19. Randal B. | 07.11.08
Oh and by the way. Those of you considering leaving Police State America for another more free country,, some of your fearless leaders in congress want to prohibit taking your belongings and assets out of the country. We approach more each day, the society the citizens of communist East Germany and the Soviet Union lived under, while at the same time they are headed towards the freedom of the Old America..once home of the free.
20. Lawyer | 07.11.08
In a prior life I was a practicing lawyer. Much of the data on my lap top contained protected attorney client materials. A search such as that described would be a direct violation of the sanctity of the attorney client privilege. Fortunately, the issue never came up during any of my more that 60 crossings from Canada or Mexico during the last few years. But if it had, I would be in court and or jail for refusing.
21. Philip | 07.11.08
What a nazi state….! Unbelievable! Anything goes: kidnapping, torturing, maiming and killing. Now this? I won’t set foot in the US again. What a paranoiac dump!
22. JohnJ | 07.11.08
“The right of the people to be secure in their persons, houses, papers and effects, against unreasonable searches and seizures, shall not be violated, and no Warrants shall issue, but upon probable cause, supported by oath or affirmation, and particularly describing the place to be searched, and the persons or things to be seized.”

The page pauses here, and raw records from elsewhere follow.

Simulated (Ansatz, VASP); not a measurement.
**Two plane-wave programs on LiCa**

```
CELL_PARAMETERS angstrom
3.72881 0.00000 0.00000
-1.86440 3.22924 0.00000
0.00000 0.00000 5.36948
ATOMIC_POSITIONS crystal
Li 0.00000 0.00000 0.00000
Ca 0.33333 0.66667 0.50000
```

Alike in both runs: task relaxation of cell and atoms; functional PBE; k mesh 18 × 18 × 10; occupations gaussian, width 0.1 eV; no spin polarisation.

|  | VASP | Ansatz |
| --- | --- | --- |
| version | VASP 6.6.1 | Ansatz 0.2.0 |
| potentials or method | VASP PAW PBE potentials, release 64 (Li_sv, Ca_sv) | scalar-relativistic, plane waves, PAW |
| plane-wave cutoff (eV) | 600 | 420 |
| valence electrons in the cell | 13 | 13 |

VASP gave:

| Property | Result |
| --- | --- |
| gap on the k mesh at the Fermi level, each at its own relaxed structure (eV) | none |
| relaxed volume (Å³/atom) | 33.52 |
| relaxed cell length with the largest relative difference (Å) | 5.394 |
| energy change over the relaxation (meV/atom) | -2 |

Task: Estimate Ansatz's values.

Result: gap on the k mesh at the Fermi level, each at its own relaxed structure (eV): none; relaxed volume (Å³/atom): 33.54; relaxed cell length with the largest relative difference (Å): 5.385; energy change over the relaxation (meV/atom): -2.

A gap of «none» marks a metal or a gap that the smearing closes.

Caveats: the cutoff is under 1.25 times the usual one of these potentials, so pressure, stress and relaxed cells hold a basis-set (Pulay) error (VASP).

- Fourth Amendment to the U.S. Bill of Rights, Introduced June 8, 1789
“That searches made at the border, pursuant to the longstanding right of the sovereign to protect itself by stopping and examining persons and property crossing into this country, are reasonable simply by virtue of the fact that they occur at the border, should, by now, require no extended demonstration.”
- Act of July 31, 1789, First U.S. Congress.
…even so, does a customs agent have the right to take a travelers’s paper address book, calendar, and to-do list - read them and make xerox copies?
23. Bruce Lierman | 07.11.08
“Advocates of the current practice … argue that requiring probable cause for laptop searches would create huge delays at the border and give criminals and terrorists an easy way to bring dangerous things into the country.”
”James Jay Carafano, a senior research fellow at the Heritage Foundation in Washington. ‘It’s also unrealistic to require probable cause when you think about the millions of people a day who come in and go out of the country’.”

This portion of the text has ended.